Cobbs hits the nail on the head:
“…[I]n truth, Dolezal has been dressed precisely as we all are, in a fictive garb of race whose determinations are as arbitrary as they are damaging. This doesn’t mean that Dolezal wasn’t lying about who she is. It means that she was lying about a lie.
“…Race, in this country and under certain circumstances, functions like a faith, in that the simple profession of membership is sufficient. The most — possibly the sole — democratic element of race in this country lies in this ecumenical approach to blackness. We are not in the business of checking membership cards.”
Despite it all, perhaps my original hypothesis still stands — the only person who can determine who they are or how they want to identify is the person themselves. This is the most respectful approach I can think of, even if it is not perfect and makes me uncomfortable. Although not the best or most objective, it is the most accurate given that conceptions of race are often so inaccurate.
I can hear the objections: Why respect someone who has so obviously disrespected not only Black people but the mechanisms put in place to advocate for them? To be fair, I speak not of Dolezal particularly but of racialized people generally. For the record, I do not defend what Dolezal did. I don’t defend the lies. I don’t defend the dishonesty. I don’t defend the cultural appropriation and exploitation. But I must say that this kerfuffle has finally caused us to have that much needed conversation about race — what it is, what it means to be racialized, and what it means to exploit race for one’s personal gain.
Rachel Dolezal has said that although this discussion has come at her own expense in a “viciously inhumane way,” she says the discussion is really about what it is to be human, and “I hope that can drive at the core of definitions of race, ethnicity, culture, self-determination, personal agency, and ultimately empowerment.” I have to agree.
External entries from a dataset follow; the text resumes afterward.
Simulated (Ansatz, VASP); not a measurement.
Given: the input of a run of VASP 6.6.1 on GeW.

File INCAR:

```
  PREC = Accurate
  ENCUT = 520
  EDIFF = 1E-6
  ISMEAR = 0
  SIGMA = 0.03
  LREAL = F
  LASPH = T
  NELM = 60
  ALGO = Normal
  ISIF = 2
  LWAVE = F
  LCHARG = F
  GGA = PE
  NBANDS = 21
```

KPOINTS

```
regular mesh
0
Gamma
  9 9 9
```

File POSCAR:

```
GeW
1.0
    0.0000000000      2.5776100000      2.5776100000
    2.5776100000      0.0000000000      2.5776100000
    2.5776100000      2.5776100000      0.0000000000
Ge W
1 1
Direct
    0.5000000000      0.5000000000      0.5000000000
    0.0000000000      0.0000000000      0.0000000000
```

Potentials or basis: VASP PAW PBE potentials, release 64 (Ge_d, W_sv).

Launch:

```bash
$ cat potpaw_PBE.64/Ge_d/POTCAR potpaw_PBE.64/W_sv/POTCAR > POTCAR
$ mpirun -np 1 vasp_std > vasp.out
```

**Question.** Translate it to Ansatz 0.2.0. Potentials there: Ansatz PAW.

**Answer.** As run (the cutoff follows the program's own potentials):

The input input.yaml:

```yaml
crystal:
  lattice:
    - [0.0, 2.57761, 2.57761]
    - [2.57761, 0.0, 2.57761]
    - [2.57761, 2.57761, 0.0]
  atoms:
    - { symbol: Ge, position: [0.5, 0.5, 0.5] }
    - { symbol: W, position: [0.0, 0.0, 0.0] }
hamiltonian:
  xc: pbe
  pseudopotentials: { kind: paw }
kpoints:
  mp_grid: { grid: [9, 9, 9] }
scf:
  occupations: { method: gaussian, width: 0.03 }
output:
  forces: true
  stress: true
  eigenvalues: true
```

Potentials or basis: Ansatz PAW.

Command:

While it is so easy — too easy — to say that Rachel Dolezal is not Black (and I so want to say she isn’t because of this and this and this and this), an argument can be made for why she is or why she could be. That’s what’s scary. Or thought-provoking. Or at the very least should give us pause. That’s why we need to rethink race — and especially what it means to be Black. Otherwise, as Cobbs implies, we risk reducing race or Blackness to just a list of criteria:
“Rachel Dolezal is not black — by lineage or lifelong experience — yet I find her deceptions less troubling than the vexed criteria being used to exclude her. If blackness is simply a matter of a preponderance of African ancestry, then we should set about the task of excising a great deal of the canon of black history, up to and including the current President. If it is simply a matter of shared experience, we might excommunicate people like Walter White, whose blue eyes were camouflage that could serve both to spare him the direct indignity of racism and enable him to personally investigate and expose lynchings. Dolezal was dishonest about an undertaking rooted in dishonesty, and no matter how absurd her fictional blackness may appear, it is worth recalling that the former lie is far more dangerous than the latter.”